If water is spilling out of the relief valve of the hot water tank, then your hot water tank is full. If that flow cannot be stopped by closing the valve, then it sound like the valve is faulty in some way.
 
Yes, I meant the top layer as in the release valve is located at the top, so should shoot out the top layer of water where it's located. Sounds like there's something pneumatic where it forces the water to the top from the bottom.
Hydraulic rather than pneumatic. The tank is pressurized by the force of incoming water. Pressure is transmitted equally throughout the water in the tank, so water gets forced out of the opening, which is about 2/3's of the way up toward the top. The opening is high up because hot water rises so the hottest water is nearer the top.
 
I think every one is confusing OP. 1. hook up hose to water inlet. 2. turn on hose water. 3. open the pressure relief valve until water pours out at same rate as hose. 4.After water comes out pressure relief valve at a constant rate with no air bursts close valve and turn on / light water heater. 5. After heater heats water it should turn off. 6. Once it has turned off. Try hot water at sink. If water is hot now you are good to go. If not the by-pass valve that you noted as just a stem is not turned on or turned in the correct direction. (Should be on when turned in the counter clockwise direction like a faucet Or you have not found the by-pass valve. Forget about water in top part of tank, the tank is just that a hollow tank, no baffles or dividers. Always open the pressure relief valve or a hot water faucet before you light or turn on the hot water heater to be sure all air is out of the tank to prevent damaging the tank. Hopes this helps.
 
I tend to analyze things too much, so that's probably what went wrong. Thanks for the info before the last post from Garyi on the technical specifications.

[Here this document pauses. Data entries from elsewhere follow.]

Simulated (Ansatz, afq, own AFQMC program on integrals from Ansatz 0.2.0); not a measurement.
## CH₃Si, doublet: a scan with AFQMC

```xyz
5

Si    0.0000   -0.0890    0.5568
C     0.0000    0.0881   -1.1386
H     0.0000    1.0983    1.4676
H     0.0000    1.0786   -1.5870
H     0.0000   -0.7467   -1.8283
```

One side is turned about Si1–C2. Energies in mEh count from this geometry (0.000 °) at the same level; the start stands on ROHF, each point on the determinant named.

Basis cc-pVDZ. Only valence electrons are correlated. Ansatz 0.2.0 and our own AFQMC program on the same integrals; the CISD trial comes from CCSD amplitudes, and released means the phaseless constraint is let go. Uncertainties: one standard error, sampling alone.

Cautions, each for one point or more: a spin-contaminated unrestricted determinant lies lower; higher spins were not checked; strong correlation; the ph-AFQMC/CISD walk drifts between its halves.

I just noticed that when I have unplugged from the main city water and turn on the water pump, I get water out of the pressure release valve for a long period of time now. That's what I was wondering from before, why there was water coming out of it when it was connected to the main.

Okay, I'll try your five point instructions, and get back to everyone if it works. I'm terrifed of the hot water tank blowing up.

Thanks :)
 
Interesting. I run the water heater. The water that comes out of the taps now is lukewarm versus freezing cold. The flame turns off after about ten minutes. If I try to light it again on pilot (which works) and then turn the lever to on to get it even hotter, the flame won't activate.

There's a lever above the pilot. I turn it all the way to the right for hottest, right?

Any more ideas? If not, I'll settle on lukewarm water.
 
I'm not sure on the lever, whether that's for temperature adjustment or not. Got a photo?

There could still be a blend valve somewhere, part of the bypass system that we've discussed. If that blend/bypass valve isn't closed all the way during hot water use, it'll let cold water mix in and create lukewarm. I had that issue once on my old motorhome.

The flame burning for 10 minutes (typical heating timeframe) and then shutting off + refusing to re-light is consistent with the tank water already being hot enough.
 
Do you have a outside shower? If you do, make sure the water is shut off at the shower faucets and not at the shower head. Same with the inside shower.
 
Hey guys. Hot water is working now. What I found out, after accidentally swiping some dust and grime off part of the water heater, was a sticker. It appears that, contrary to what I was reading and suggestions, the lever must be fully to the left to actually have hot water. Had my first hot shower in at-least a month.. felt so good.

Not sure why everyone is so generous here, and so helpful, but perhaps that's what community is.